Anonymous
11/04/2022 (Fri) 17:52
No.84715
del
“Notable faces influenced by Anglo American”https://southafrica.angloamerican.com/about-us/history/our-centenary-hub/stories/notable-faces-influenced-by-anglo-american?catvalue=*25 Sep, 2017
The company’s extensive bursary programme in the 1980s and 1990s produced the corporate elite we see in SA today, writes Dewald van Rensburg.
Anglo American people are everywhere. “Every other mining house globally, by default, has an executive who was groomed and trained by Anglo American,” says Mike Teke, former president of the Chamber of Mines. “It is a spectacular influence; it is amazing. Who does not come from Anglo American?”
Until the 1990s, the group, in a very real way, ran the region’s economy. After the company’s wholesale restructuring into a more focused mining company, those who grew up inside it can still be found throughout the corporate world in South Africa and beyond.

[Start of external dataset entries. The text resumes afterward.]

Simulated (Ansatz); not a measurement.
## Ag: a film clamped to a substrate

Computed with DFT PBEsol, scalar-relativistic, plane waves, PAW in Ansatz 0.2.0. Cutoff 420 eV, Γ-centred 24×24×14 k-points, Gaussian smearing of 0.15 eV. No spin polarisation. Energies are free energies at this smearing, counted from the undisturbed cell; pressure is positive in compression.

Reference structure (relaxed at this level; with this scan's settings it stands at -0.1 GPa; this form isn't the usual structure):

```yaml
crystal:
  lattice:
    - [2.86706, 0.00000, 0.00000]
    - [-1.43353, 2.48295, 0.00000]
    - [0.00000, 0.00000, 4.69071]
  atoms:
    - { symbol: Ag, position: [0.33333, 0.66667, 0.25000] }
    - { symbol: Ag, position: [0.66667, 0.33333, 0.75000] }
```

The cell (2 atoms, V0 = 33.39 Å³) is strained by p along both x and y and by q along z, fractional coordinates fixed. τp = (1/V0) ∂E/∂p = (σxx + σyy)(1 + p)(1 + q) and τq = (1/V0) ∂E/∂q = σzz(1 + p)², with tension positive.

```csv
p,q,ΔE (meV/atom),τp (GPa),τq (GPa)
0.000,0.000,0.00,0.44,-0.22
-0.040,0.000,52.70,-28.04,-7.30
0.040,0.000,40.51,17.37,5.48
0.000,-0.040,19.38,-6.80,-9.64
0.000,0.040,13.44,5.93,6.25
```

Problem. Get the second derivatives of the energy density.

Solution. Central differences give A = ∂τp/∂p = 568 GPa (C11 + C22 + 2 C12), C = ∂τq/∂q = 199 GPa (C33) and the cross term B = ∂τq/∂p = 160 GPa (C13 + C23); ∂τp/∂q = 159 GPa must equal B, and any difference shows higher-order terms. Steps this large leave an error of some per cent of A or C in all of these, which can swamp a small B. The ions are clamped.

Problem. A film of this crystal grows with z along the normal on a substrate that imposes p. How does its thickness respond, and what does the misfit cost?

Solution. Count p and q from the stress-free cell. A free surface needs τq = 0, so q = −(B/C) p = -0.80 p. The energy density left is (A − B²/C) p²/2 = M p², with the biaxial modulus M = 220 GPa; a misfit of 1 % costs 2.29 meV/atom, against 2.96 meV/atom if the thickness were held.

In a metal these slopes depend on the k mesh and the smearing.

It is hard to overstate the role played by the company’s extensive bursary programme in the 1980s and 1990s in shaping South Africa’s corporate elite. Bursars run many Anglo American units, but also occupy a variety of positions outside the group.
Anglo American represented a major vein in South Africa’s business culture. Teke says: “The culture within Anglo American, from the Oppenheimers, was this culture of being a corporate, corporatised business. Everything is formal, everything is systematic. Everything has policies and procedures.”